Isolation a barrier to exposing sexual abuse, incest on reserve: Bellegarde

AFN National Chief Perry Bellegarde says isolation is a barrier to exposing sexual abuse on reserve .

The Canadian Press
At night, he would arrive in Corey’s room by crawling through the window next to the bunk bed where she slept. She knew from the smell when he was there.

By day, she endured different hands, sometimes under the most mundane circumstances _ once, she recalls, while in the kitchen eating lunch. He pulled down her underwear and started fondling her. He left money on the table.

They were family members, these two predators _ their unwanted touch impossible to escape for a young girl living on a remote First Nation in British Columbia.

That isolation, a fact of life for many Aboriginal Peoples, is a pernicious barrier to the essential goal of exposing the scourge of Indigenous sexual abuse and incest, says Perry Bellegarde, the national chief of the Assembly of First Nations.

Bellegarde is pleading with chiefs to confront the problem head-on. But he also acknowledges a difficult truth: many First Nations people who live in remote areas are reluctant to come forward with their allegations for fear of reprisals in their small, tightly knit communities.

“If you don’t have a safe space, are you going to talk about this?” he said in an interview. “If you do talk about this … and expose this, are you going to have the necessary supports in place?”

Corey _ not her real name _ is skeptical. She knows from bitter personal experience how hard it can be to have faith in authorities within Indigenous communities, where sexual abuse is so often swept under the rug.

“Having been raised in a community where we are supposed to respect our elders … I don’t,” she said.

“Why allow somebody to hide behind a wall when that wall can be taken down so easily and they can start doing that work that they need to do?”

During a months-long investigation by The Canadian Press, a number of leading experts _ researchers, the head of Canada’s national Inuit organization and former Truth and Reconciliation chairman Murray Sinclair _ have flagged alarming levels of sexual abuse in some Indigenous communities and potential links to the Aboriginal suicide crisis.

A theme has emerged: it is very much an open secret.

During interviews, some victims have cited a “deafening” silence about something they consider a widespread problem. Speaking up about their experiences often leads to a severe backlash, they say.

For Corey, who’s now 55, the abuse began a half-century ago.

It persisted until she was 11 or 12, filling her with fear of reprisals if she spoke up. She remembers being beaten. She remembers family members having sex with each other.

What ensued, of course, is all too familiar: she turned to alcohol and cocaine to numb her pain. She went to the police and sought legal recourse through the courts, only to be told by a relative that she was “destroying” her family.

Thanks to a lack of evidence, no one was ever convicted. But Corey never regretted her actions.

“They put all that garbage on me _ the lies, the deceit, all the shame, all the guilt,” she said.

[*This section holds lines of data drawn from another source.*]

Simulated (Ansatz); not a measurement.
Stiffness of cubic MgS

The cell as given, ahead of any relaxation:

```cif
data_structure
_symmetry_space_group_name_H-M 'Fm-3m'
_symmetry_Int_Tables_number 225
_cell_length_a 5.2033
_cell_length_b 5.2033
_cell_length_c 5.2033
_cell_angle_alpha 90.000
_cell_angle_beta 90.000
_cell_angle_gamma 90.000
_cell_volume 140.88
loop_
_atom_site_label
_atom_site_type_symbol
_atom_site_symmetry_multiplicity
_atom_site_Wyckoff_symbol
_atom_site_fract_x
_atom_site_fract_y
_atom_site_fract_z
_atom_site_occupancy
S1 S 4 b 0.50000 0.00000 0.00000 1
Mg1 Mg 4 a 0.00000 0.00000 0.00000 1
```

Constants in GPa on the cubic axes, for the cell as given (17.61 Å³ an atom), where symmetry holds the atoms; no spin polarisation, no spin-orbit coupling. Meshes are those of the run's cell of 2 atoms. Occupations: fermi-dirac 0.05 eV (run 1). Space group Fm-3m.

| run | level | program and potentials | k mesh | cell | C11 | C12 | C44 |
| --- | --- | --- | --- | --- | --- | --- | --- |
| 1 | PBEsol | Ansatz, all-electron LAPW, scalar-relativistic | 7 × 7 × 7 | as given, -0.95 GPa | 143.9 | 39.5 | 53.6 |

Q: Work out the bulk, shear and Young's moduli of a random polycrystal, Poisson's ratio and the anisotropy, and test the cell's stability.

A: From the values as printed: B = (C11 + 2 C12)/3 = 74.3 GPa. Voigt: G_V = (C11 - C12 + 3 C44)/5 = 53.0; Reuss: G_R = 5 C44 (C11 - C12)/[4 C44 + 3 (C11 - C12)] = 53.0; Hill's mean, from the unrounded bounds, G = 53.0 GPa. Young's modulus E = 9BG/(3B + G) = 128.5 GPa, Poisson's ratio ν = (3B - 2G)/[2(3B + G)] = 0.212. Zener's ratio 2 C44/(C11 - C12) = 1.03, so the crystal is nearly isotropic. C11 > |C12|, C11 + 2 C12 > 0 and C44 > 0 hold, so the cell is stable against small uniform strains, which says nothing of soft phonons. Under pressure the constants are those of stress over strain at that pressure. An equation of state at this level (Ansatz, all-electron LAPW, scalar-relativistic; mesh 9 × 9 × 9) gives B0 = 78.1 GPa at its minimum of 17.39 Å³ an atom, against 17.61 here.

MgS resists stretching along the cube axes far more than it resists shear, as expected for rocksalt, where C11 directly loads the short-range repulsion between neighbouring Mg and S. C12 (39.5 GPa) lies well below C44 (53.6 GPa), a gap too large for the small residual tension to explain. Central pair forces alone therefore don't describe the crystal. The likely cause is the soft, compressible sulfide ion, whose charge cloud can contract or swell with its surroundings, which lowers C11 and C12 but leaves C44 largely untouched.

“That was all garbage they dropped in me and just … to keep me quiet. And when I chose not to be that garbage bin … anymore, that’s when I knew I had my power and I could stand up to them and say, ‘I know what you did to me was wrong.”’

She wants to see leaders like Bellegarde go beyond mere words.

“I would say … you have all these words about the secrets that need to come out in native communities,” she said. “Step to the plate … be the one to step forward and say ‘You know what … let’s make a change.”’

While the sexual abuse that took place inside residential schools _ government-funded, church-operated institutions _ is well-documented, there is less evidence of just how pervasive the problem is in Indigenous communities across the country.

Sexual abuse is very much “learned behaviour” passed down from residential schools that has contributed to much of the dysfunction in First Nations communities, Bellegarde said _ a truth reflected in the 40,000 First Nations children in foster care and sky-high rates of incarceration among Indigenous youth.

Slowly and sporadically, leaders are coming forward. Matthew Coon Come, a former national chief of the AFN, took to social media in the wake of a series of stories by The Canadian Press about Aboriginal sex abuse.

“Indigenous leadership need to rise up and speak up for the children,” Coon Come, the grand chief of the Grand Council of the Crees, said on Twitter. “Praying secret things done behind closed doors be exposed.”

The “secrets amongst secrets” is a big problem in small communities, said Indigenous Affairs Minister Carolyn Bennett.

“What we’ve seen in some communities is now it is safe to talk about bullying, but maybe bullying means something different to these kids,” Bennett said in an interview.

NDP Indigenous affairs critic Charlie Angus, who represents the northern Ontario riding of Timmins _ James Bay, said many people up north are conflicted when it comes to describing their trauma because of the church’s role in residential schools.

“It becomes very difficult for them to talk about it, and the sense of shame,” Angus said.

Suppressing the truth leads to destructive behaviour, which means it’s doubly important to treat old wounds and protect children from predators who might be hiding in plain sight, he added.

“We also have to find ways of healing within the family.”